The “chief goal” of upstarts like Cleon was “to remove Pericles to make room for themselves.... In foreign affairs, they seem to have favored imperial expansion and harsh treatment of the allies. They were hostile to the Spartans and far more willing than Pericles to risk a fight against them.” They murmured that Pericles had too much power, and they demanded that “he swear an oath not to become a tyrant.”3
Pericles’ opponents used two methods to attack him: they charged his friends with various offences, and they appealed to the piety/superstition of the masses by making vague charges of impiety. Pericles was not a man of the people, and he often consorted with intellectuals who hailed from outside Athens. Kagan describes Pericles as “a cold, remote, and lonely figure.” Pericles rarely attended drinking parties, and if he did attend, he left early. His “favorite diversion” was “philosophical conversation.”
One day, while games were going on, a javelin accidentally killed a spectator. Pericles and Protagoras “spent a whole day discussing the question of responsibility: Was it the javelin, the man who threw it, or the organizer of the games who bore the blame?”4 Protagoras was from Thrace, which was north of Athens.
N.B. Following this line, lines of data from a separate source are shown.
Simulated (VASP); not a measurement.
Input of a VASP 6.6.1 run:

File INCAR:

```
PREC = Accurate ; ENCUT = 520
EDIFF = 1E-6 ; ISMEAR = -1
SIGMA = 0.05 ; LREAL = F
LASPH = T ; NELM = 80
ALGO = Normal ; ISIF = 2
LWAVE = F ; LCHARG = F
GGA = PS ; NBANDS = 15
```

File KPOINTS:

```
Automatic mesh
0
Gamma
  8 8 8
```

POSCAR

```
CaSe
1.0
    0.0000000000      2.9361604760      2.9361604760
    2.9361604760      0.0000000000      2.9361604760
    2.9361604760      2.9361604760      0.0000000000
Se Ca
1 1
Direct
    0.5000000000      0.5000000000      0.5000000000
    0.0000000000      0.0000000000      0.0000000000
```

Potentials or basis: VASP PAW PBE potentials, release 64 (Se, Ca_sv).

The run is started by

As a young man, Pericles’ teacher was the philosopher Anaxagoras, who hailed from the coast of Ionia (the coast of Asia Minor). Pericles’ opponents attacked Anaxagoras by introducing a bill “declaring atheism and ‘teaching about the heavens’ public crimes.”5 Anaxagoras was forced into exile.
Another ally of Pericles who was forced into exile was Phidias, the sculptor who managed Pericles’ building projects. Just after Phidias had completed his gigantic gold-and-ivory statue of Athena, he was charged with stealing some of the gold. Fortunately, Pericles had instructed Phidias to affix the gold in such a way that it could be easily removed (Pericles thought that, in wartime, it might need to be removed and melted down).6 So Phidias removed the gold, weighed it, and demonstrated that none had been stolen.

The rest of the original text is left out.